Love knows not it's depths until separation

My grandmother died three years ago. Last night I had a dream about her. It wasn't really about her, but she was in it. There was nothing spectacular about the dream. She didn't have any profound message for me from the other side. My family and I were just having a visit with lots of food and lively conversation. In the dream we were all aware that grandma was dead and so having her with us was a real gift. We also knew it wouldn't last. We were each enjoying her so much. When we finished eating I had to leave. I don't know where I had to go, but I know I had to move on. It was so difficult for me to say goodbye because I knew once I did grandma would be gone again.

I woke for a moment, one of those brief interruptions to sleep I sometimes experience between dreams. Tears bedewed my face and pillow. I felt a little sad, but mostly I felt love. My whole body was radiating the deep love I feel for and from my grandma. It was a really sweet sensation. It was as though the love was too big to be contained and therefore leaked out as tears.

I've been having that experience more lately. Unexpected tears of joy and love. I was in Toronto visiting my family, and doing what I do most of the time I'm in Toronto, freezing my arse off in a hockey arena watching my nephews kick some serious hockey butt. In one game my younger nephew, Dana, was knocked to the ground. He stayed down for a while. I would have been more concerned if Dana wasn't prone to a little theatrics. But he was down long enough that when he got up, with the assistance of his coach, everyone in the ring cheered for him as he skated back to the bench. I unexpectedly burst into tears. Maybe I had been a little scared that something was wrong, and was shedding tears of relief. All I knew was that I felt overwhelmed with love, and my body couldn't contain it.

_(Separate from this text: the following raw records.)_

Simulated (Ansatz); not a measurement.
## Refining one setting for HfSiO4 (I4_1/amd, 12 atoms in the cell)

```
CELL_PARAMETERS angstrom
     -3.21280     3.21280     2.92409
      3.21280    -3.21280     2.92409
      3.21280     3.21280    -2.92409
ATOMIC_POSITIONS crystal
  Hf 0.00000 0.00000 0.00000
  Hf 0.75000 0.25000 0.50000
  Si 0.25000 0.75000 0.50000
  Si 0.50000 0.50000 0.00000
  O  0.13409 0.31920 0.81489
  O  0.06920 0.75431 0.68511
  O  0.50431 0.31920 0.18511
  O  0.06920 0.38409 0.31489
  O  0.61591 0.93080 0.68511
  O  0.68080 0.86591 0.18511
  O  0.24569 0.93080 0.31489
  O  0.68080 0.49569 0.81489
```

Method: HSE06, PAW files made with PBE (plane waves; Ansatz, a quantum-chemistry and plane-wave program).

A few days later I was dropping my older nephew off at school. He's in high school now and I keep waiting for the day when it will be totally uncool to be seen with his aunt. Luckily we aren't there yet. I dropped him off right in front of his school and he gave me a hug and a kiss goodbye. No big deal right? So, why did I sob when the school door shut behind him?

The Persian poet, Hafiz, wrote "And ever has it been known that love knows not its own depth until the hour of separation." Perhaps that is what is happening to me. I'm feeling my love so deeply for my grandma because we are separated by life and death, and from my nephews I'm separated by time and thousands of miles. Each year we are apart I feel my love grow stronger.